Say I have two logistic models, the null model ($\omega_0$) and a model with one covariate ($\omega_1$). That is \begin{align} \omega_0: \quad \text{logit}(p_i) &= \beta_0 \\ \omega_1: \quad \text{logit}(p_i) &= \beta_0 + \beta_1 x_i \end{align} where $p_i = P(Y_i = 1)$ for some $Y_i \sim \text{Bernoulli}(p_i)$.
Shouldn't the Wald test for $\beta_1$ give the same result as the LRT for these nested models? I mean, aren't the null and the alternative hypothesis for these two tests the same? For the Wald test we have that \begin{equation} H_0: \beta_1 = 0 \quad vs. \quad H_1: \beta_1 \neq 0, \end{equation} and for the LRT we have the test statistic $D(\omega_0) - D(\omega_1)$ and the hypotheses \begin{align} &H_0: \omega_0 \quad &vs. \quad &H_1: \omega_1 \\ &H_0: \beta_1 = 0 \quad &vs. \quad &H_1: \beta_1 \neq 0 \end{align} In my analysis I've observed that the p-value of the Wald test is $0.04$ and the LRT gives a p-value of $0.07$. That is, with a cut-off of $0.05$, I arrive at different conclusions. I would expect that these two tests were asymptotically equivalent as I do have enough data.
So what is going on? Have I misunderstood the hypotheses in these two tests? Or is it just a coincidence that the two tests give p-values on either side of my cut-off level?
EDIT The vector of observations $\mathbf{y}$ and the corresponding covariate vector $\mathbf{x}$ both have $1.7 \times 10^6$ elements. Hence why I believe that the asymptotic results should apply.
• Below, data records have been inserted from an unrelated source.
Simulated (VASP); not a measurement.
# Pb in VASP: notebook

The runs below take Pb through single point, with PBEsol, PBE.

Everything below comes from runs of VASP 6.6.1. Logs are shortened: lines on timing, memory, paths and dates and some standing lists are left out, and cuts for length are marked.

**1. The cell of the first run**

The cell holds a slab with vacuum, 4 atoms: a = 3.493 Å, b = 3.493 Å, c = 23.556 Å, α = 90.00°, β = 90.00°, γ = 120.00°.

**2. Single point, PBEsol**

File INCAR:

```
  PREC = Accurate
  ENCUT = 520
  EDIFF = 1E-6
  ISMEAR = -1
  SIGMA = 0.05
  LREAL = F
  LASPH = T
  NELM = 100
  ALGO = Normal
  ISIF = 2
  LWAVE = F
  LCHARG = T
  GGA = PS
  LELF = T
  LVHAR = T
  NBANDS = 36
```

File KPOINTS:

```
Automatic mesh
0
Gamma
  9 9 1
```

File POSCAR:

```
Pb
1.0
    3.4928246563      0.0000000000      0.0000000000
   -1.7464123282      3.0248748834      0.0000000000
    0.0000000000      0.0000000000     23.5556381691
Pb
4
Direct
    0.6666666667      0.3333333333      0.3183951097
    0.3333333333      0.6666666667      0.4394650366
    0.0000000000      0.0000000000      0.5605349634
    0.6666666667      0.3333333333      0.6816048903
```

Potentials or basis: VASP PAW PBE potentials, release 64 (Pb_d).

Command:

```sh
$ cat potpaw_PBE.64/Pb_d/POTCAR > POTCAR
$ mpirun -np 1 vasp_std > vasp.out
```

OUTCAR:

However, I've found that there are a about 1800 cases where $y_i= 1$, and about 3000 cases where $x_i = 1$. Both $y_i$ and $x_i$ record very rare events that occur over a large time interval, hence why the vectors $\mathbf{y}$ and $\mathbf{x}$ have $1.7 \times 10^6$ elements. I realise that there are very few 1's compared to 0's in both $\mathbf{y}$ and $\mathbf{x}$. How does this effect the asymptotics?